5. Odd to leave 60% of the remainder to his sisters and none of it to his son.
6. Unless the clothes/jewelry and Italian property comprise the majority of the assets, all media outlets from Fox News to HuffPo and from ABC to NY Post, and all others, are incorrect in reporting that the son receives the bulk of the estate.
7. The linked article also states that it is unclear who will receive the proceeds of other properties once they are sold. It must be too difficult for reporters to ask an estate planning attorney to read the will and inform them that the proceeds are the remainder and will be distributed to his sisters, wife and daughter.
Dan Caplinger, an attorney and estate planner who works with Motley Fool, wrote that “as ordinary as those provisions” of James Gandolfini’s will might sound, the will “represents a missed opportunity in estate planning terms. By leaving only 20 percent of his estate to his wife, Gandolfini missed out on what could have been an unlimited deduction for estate tax purposes for gifts made to a surviving spouse.”
However, Caplinger rightly notes that simply giving most of the estate to the surviving wife probably wasn’t the best choice.
Of course, one complication is that Gandolfini’s surviving spouse, Deborah Lin, isn’t the mother of his son, Michael. Often in situations involving stepparents and children of previous marriages, parents are reluctant to leave all their money to a surviving spouse, as they want to ensure that their children won’t have to rely on their stepparent to provide for them.
However, even in cases involving children of previous marriages, the use of marital trusts can usually take advantage of the marital deduction while still ensuring that children will eventually receive the bulk of the estate.
A typical marital trust will provide for income from trust property to be paid to the spouse, and for the assets that remain after the surviving spouse dies to go to the children or other desired heirs.
You have to be careful in drafting the marital trust so that it qualifies for the marital deduction while still providing protection for your kids, but proper planning can reach a beneficial result that could have cut tens of millions of dollars off Gandolfini’s estate-tax bill.
And there are other complications to the whole “disaster” narrative. A comment at the TaxProf Blog points out that much is not known.
So it’s “unclear” whether the royalties, presumably part of the $70 million valuation and probably a large part of it, are going to the wife through a separate trust.
If the royalties are deferred, the estate tax payments likely can be deferred.
This speculation borders on libel of the decedent’s estate planners. We don’t know what they did, but we’re going to accuse them of creating a disaster?
Posted by: Bob | Jul 7, 2013 12:45:45 AM
So what do I think about James Gandolfini’s will? Do I agree with what many others have said? Not completely. They make some good points. But much of this is very speculative. In fact I wouldn’t be surprised at all if it turns out that many of the assumptions being made by these pundits are wrong.

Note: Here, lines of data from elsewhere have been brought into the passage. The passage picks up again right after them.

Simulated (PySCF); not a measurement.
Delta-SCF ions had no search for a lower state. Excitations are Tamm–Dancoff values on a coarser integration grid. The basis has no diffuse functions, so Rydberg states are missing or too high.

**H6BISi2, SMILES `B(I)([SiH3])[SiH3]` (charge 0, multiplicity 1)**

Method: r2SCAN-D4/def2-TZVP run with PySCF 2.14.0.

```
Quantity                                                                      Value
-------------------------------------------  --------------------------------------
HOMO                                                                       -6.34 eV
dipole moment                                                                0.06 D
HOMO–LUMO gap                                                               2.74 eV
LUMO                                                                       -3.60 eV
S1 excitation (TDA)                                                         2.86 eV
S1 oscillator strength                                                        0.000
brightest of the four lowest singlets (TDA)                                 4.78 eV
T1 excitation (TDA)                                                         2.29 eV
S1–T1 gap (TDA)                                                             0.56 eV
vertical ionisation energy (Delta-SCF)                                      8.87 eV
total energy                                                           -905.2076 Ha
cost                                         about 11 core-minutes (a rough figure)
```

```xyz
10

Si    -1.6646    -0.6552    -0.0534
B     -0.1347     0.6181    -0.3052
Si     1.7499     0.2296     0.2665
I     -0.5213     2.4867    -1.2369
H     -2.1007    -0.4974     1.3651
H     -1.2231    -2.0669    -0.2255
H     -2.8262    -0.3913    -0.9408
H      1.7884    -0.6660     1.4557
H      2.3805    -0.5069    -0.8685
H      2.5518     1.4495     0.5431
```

What I think the others got right.
- The lawyer quoted by the NY Daily News is right in theory, IF you assume the worst case scenario in all respects.
- Jay Brinker is correct that if Gandolfini had owned all of his assets in a revocable living trust these matters would not be public. I agree with him 100% that giving large sums of money to a 21 year-old is not wise, and that it would have been better to stagger the distributions to the daughter. And he’s right that the reporting on the matter has been atrocious, especially the claim that the son will receive the bulk of Gandolfini’s estate. (I was surprised to see that some blog posts by lawyers gave inaccurate descriptions of the will’s provisions. Either they didn’t read the will closely, or they were relying on someone else for their information. On the other hand, a celebrity news column did have an accurate description of the will’s provisions.)
- Dan Caplinger is right to point out that making full use of the marital exemption by leaving everything to the surviving spouse wouldn’t be a good idea given Gandolfini’s oldest child was from a prior marriage. And he is also correct in noting that trusts can be used to put some limitations on funds that qualify for the marital exemption. These are called QTIP trusts. (A subject for a post in the future.)
- Florida attorney Joseph Karp rightly points out that Gandolfini, unlike many other celebrities, wisely prepared for the unthinkable. Shortly after the birth of his daughter, and only a few months before his death, he made a will with specific provisions for the daughter.
Where I think the others made a misstep.
The fundamental problem with this and similar commentary is that it assumes James Gandolfini’s will deals with the bulk of his property. That would be a reasonable assumption in a typical situation. The standard advice to a person who sets up a living trust is to have the trust own all of the person’s property, so that formal probate administration is not needed. The standard practice is to back up the living trust with a will that pours over all of the probate assets to the living trust. Gandolfini didn’t have a pour over will, he left a will with independent dispositive provisions. This fact signals that trusts or other strategies were not part of his estate plan.
But this is not a typical situation. The estimated size of the estate alone is enough to make this situation atypical. And people do not always act in the typical manner. For example, I learned early in my career as a probate attorney that some people prefer to ignore the standard advice and will intentionally keep ownership of some assets instead of transferring all of them to their living trust. Another example that comes to mind is a client in Cedar Rapids who didn’t intend to use a will or trust to transfer most of his assets. Instead, whenever practical he would transfer assets he acquired to his wife or to a limited partnership owned by his wife and children.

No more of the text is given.